Texas residents may be surprised to learn that it can take about five years for an individual to recover financially after a divorce. There are some preventative measures that individuals can take in order to speed their recovery if they get a divorce in the future.
From the beginning of a marriage, it is important for each partner to be involved in the family’s finances. Even if one partner pays the bills or makes investments, both individuals should be involved in making big financial decisions and should have access to bank accounts, retirement balances and tax returns. A report by Fidelity Investments revealed that around 80% of respondents who went through a divorce regretted the fact that they were not more involved in their family’s financial affairs.
Communication regarding finances should be important for couples. The same report revealed that about 10% of respondents found hidden assets during their divorce, and 14% found uncovered debt. Transparency and regular discussions about finances can help couples minimize some marital problems or soften the financial blow that they will take during a divorce.

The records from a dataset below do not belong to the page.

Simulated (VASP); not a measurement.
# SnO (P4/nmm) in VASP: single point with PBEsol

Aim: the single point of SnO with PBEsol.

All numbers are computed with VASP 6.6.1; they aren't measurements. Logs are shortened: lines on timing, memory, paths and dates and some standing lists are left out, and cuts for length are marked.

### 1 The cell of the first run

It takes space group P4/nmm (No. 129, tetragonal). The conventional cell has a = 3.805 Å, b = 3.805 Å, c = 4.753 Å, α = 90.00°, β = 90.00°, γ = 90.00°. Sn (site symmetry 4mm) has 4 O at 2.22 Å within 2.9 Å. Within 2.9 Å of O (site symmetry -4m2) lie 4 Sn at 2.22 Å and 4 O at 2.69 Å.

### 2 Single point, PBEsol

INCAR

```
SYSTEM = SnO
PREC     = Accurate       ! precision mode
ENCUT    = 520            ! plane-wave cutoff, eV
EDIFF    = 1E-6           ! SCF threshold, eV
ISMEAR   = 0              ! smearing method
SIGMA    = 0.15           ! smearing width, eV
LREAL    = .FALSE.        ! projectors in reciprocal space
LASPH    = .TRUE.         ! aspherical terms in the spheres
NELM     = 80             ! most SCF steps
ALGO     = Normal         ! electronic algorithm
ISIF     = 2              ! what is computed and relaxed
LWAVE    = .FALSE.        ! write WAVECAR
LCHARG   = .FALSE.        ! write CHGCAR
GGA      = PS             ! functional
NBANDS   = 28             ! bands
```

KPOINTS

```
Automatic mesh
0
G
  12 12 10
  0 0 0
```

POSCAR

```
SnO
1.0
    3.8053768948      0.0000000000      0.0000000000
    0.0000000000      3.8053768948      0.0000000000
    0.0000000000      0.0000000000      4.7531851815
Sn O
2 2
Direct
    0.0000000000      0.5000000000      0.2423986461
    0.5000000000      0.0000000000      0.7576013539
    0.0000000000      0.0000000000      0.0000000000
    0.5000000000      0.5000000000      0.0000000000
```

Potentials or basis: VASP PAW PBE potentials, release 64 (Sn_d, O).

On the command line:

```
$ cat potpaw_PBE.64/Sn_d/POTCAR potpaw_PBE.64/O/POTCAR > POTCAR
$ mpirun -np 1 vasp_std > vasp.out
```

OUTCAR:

While not all couples feel comfortable signing prenuptial or postnuptial agreements, they should at least be aware of some of the benefits that these documents provide. A prenuptial agreement spells out what each partner owns before marriage and allows them to create a fair plan as to how they will split assets during a future divorce. Postnuptial agreements are made during the marriage and protect assets that the couple acquires together.
If a couple decides to sign a postnuptial agreement, it is best for each individual to have their own attorney. The attorney may answer questions regarding asset division, debt division and retirement assets. The attorney may also help draw up postnuptial agreements or even represent a client in court if it is necessary.